On August 22, 2012, by a 2-1 vote, the Securities and Exchange Commission adopted final rules to implement Section 1504 of the Dodd-Frank Wall Street Reform and Consumer Protection Act of 2010. The new rules will require annual disclosure of certain payments to governments by “resource extraction issuers.”

Resource extraction issuers will be required to file new Form SD under the Securities Exchange Act of 1934 to provide annual disclosure regarding any payment made by it, its subsidiary, or any other entity under its control to a foreign government or the U.S. government for the purpose of the commercial development of oil, natural gas, or minerals.

Resource extraction issuers must comply with the new disclosure rules for fiscal years ending after September 30, 2013. To the extent that an issuer’s initial fiscal year subject to the new requirements begins before September 30, 2013, that issuer will be allowed to provide a partial report disclosing only the payments made after September 30, 2013. Resource extraction issuers will be required to provide full reports for fiscal years that begin on or after September 30, 2013. The reports must be filed no later than 150 days after the end of the resource extraction issuer’s fiscal year.

Issuers Subject to the New Disclosure Requirements

The new disclosure rules will apply only to “resource extraction issuers.” Pursuant to the new rules, a “resource extraction issuer” is an issuer that:

  • is required to file an annual report with the Commission; and
  • engages in the commercial development of oil, natural gas, or minerals.

The Commission defined “commercial development of oil, natural gas, or minerals” to include exploration, extraction, processing, export, and other significant actions relating to oil, natural gas, or minerals, or the acquisition of a license for any such activity. This definition is broader than what is contemplated under the Extractive Industries Transparency Initiative, often referred to as “EITI.”

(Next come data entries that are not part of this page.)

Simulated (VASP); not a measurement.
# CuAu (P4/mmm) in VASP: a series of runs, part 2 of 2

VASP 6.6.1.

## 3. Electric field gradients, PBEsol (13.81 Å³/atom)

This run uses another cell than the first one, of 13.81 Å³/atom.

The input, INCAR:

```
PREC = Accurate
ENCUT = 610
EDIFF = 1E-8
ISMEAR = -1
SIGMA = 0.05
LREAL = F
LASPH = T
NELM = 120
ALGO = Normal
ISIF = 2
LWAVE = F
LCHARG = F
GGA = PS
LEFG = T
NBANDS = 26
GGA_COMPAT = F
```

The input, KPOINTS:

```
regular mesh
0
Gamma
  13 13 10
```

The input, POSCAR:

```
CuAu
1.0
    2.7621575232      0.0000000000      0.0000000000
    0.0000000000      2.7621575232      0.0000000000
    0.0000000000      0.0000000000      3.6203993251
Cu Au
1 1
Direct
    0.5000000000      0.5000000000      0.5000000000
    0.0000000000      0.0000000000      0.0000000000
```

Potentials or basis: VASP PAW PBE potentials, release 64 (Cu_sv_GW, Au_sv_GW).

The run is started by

In addition to payments made directly, the new rules require resource extraction issuers to disclose payments made, directly or indirectly, by a subsidiary or another entity controlled by them. The issuers will be required to determine whether they exercise control over such entities based on a consideration of all relevant facts and circumstances.

Despite numerous comments requesting exemptions for certain categories of issuers, the new disclosure requirements will also apply to:

  • foreign private issuers that meet the definition of “resource extraction issuer”; and
  • smaller reporting companies that meet the definition of “resource extraction issuer.”

Similarly, the new disclosure requirements do not provide an exemption for situations where foreign law or a contract confidentiality provision prohibits the disclosure.

Payments Required to Be Disclosed

The new rules require resource extraction issuers to disclose payments that are:

  • made to a foreign government (including subnational governments) or the U.S. government;
  • made to further the commercial development of oil, natural gas, or minerals;
  • “not de minimis”; and
  • within the following categories of payments:
  • taxes
  • royalties
  • fees (including license fees)
  • production entitlements
  • bonuses
  • dividends
  • infrastructure improvements

The Commission defined “not de minimis” as any payment (whether a single payment or a series of related payments) that equals or exceeds $100,000 during the most recent fiscal year. The Commission noted that the term “not de minimis” is based strictly on the dollar amount of the payment (or series of related payments) and is different from the “not material” standard used with respect to other issuer filing requirements.

The disclosure regarding the payments made to further the commercial development of oil, natural gas, or minerals must be presented by:

  • type and total amount of payments made for each project;
  • type and total amount of payments made to each government;
  • total amounts of the payments, by category;
  • currency used to make the payments;
  • financial period in which the payments were made;
  • business segment of the resource extraction issuer that made the payments;
  • the government that received the payments and the country in which the government is located; and
  • the project of the resource extraction issuer to which the payments relate.

The Commission did not define the term “project” in the new rules; rather, the Commission observed that “project” is a commonly used term and individual issuers routinely enter into government contracts for various projects and report on a variety of projects in their filings under the Exchange Act. Accordingly, for purposes of the new disclosure requirement, the meaning of “project” will vary based on the particular industry and business in which the issuer operates. The Commission also noted that “project” should not be defined with reference to a materiality standard and is not synonymous with “country.” In this regard, it is clear that the new rules call for a more granular disclosure than country-level information.

Filing on New Form SD

Resource extraction issuers must provide the required annual disclosures by filing new Form SD on EDGAR. The payment information disclosed on Form SD must be included in an exhibit to that form with electronic tagging in the eXtensible Business Reporting Language (XBRL) format. Form SD will not require audited financial statements or an audit of the disclosed payment information.

Information included on Form SD will be “filed” and not “furnished” with the Commission and will be subject to Section 18 of the Exchange Act. Form SD filings, however, will not be subject to the annual CEO/CFO certification. Information disclosed on Form SD will not be incorporated by reference into reports and statements under the Securities Act unless the issuer does so affirmatively.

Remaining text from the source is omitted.